Ulu Grosbard, a Belgian-born American stage director who brought a naturalistic touch, intelligence, a low profile and unending patience to premieres by Frank D. Gilroy, David Mamet and Arthur Miller, died on March 18 2012 in Manhattan. He was 83.
Mr. Grosbard — who also forged an estimable, if spare, career in film — made a significant Broadway debut in 1964 as the director of Frank D. Gilroy's family drama The Subject Was Roses. The play, which ran for two years, won the Tony Award for Best Play and the Pulitzer Prize for Drama, and Mr. Grosbard was nominated for a Tony.
Following two Broadway flops (including Gilroy's follow-up to Roses, called That Summer — That Fall), the director turned in a success with Arthur Miller's moral standoff between two brothers, The Price, in 1968. Mr. Grosbard had previously shown his affinity with Miller's work with a 1965 Off-Broadway mounting of A View From the Bridge, which won the director a Drama Desk Award and an Obie Award.

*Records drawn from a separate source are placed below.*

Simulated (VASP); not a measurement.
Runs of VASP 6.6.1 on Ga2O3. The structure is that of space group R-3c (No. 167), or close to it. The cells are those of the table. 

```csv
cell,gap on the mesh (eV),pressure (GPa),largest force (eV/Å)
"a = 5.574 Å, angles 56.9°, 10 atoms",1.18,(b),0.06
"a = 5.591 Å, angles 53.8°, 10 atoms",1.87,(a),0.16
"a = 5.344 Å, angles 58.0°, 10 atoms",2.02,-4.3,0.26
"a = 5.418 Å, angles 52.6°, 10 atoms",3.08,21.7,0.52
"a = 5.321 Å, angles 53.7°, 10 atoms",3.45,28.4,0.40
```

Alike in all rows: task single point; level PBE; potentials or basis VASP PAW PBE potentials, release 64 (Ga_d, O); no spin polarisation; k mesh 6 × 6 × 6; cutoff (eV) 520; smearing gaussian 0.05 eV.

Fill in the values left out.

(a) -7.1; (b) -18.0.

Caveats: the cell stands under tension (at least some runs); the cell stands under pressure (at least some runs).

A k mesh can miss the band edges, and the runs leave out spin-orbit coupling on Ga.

He stayed away from Broadway for a decade after The Price, but returned with the most significant stage credit of his career: the Broadway premiere of American Buffalo, David Mamet's searing three-man tale of aspirational frustration at the bottom of the societal food chain. He was again nominated for a Tony, as well as a Drama Desk Award. In 1979, he staged Mamet's The Woods at the Public Theater.
The 1980s brought productions of Woody Allen's The Floating Light Bulb, Beth Henley's The Wake of Jamie Foster, and a revival of Paddy Chayefsky's The Tenth Man. He returned to Henley's work in 2000, directing an Off-Broadway production of Family Week.
Mr. Grosbard's relatively limited output was ascribed to his perfectionism. He was selective in the projects he adopted. Following the success of Roses, he turned down many of the scripts submitted to him, finding them too similar in nature to Gilroy's play. Once he took on a play, he insisted on a polished script and a top-level cast or he would not proceed with a project. He once said he was willing to pay the price of such high standards, which was "not working."
When he first read American Buffalo, he had not heard of David Mamet, but was intrigued because the writer had "a unique vision, intelligence, and an extraordinary ear for translating real behavior." He signed on, but with a demand: Robert Duvall should play the lead role of Teach. Mamet agreed, and Duvall (a frequent collaborator of Mr. Grosbard's) was signed.
The director and the playwright then spent four months honing the script, even though it had already been staged in Chicago and Off-Off-Broadway. Mamet called him "one of three or four people I've ever met who has any idea how to direct a play."
Ulu Grosbard was born Israel Grosbard on Jan. 9, 1929, in Antwerp. (He was called Ulu as a child and legally made it his name when he became a U.S. citizen.) His family fled the Nazis in 1942. He lived six years in Havana, working as a diamond cutter, before emigrating to the U.S., where he was educated at the University of Chicago and then went to the Yale School of Drama. He began directing for the stage in 1957.
He began his film career with an adaptation of The Subject Was Roses in 1968. Thereafter, his track record in movies was as erratic as his stage career. Still, what few films he produced were praised for their subtle touch, textured characters and nuanced performances. He once said he was fascinated by the phenomenon of "human behavior in crisis."
His movies always attracted top acting talent. "Straight Time" (1978) starred Dustin Hoffman as a burglar, just released from jail, who tries but fails to go legit. Though seldom seen, it is considered a lost gem of 1970s cinema. "True Confessions" (1981), based on a novel by John Gregory Dunne, was about the clash between two brothers, one a priest, the other a detective. Robert DeNiro and Robert Duvall starred. DeNiro also starred, alongside Meryl Streep, in "Falling in Love," a gentle drama about two married people who are flummoxed by their growing feelings for one another. "Georgia" (1995) was another sibling drama, about a self-destructive singer, played by Jennifer Jason Leigh, who looks up to her sister, Mare Winningham, a successful country-western star. His final film, in 1999, was "The Deep End of the Ocean."
The director, who sported swept-back hair and prominent glasses, was once described as having a casual manner of dress and the "distracted air of a poet."
Mr. Grosbard is survived by his wife, actress Rose Gregario, whom he married in 1965.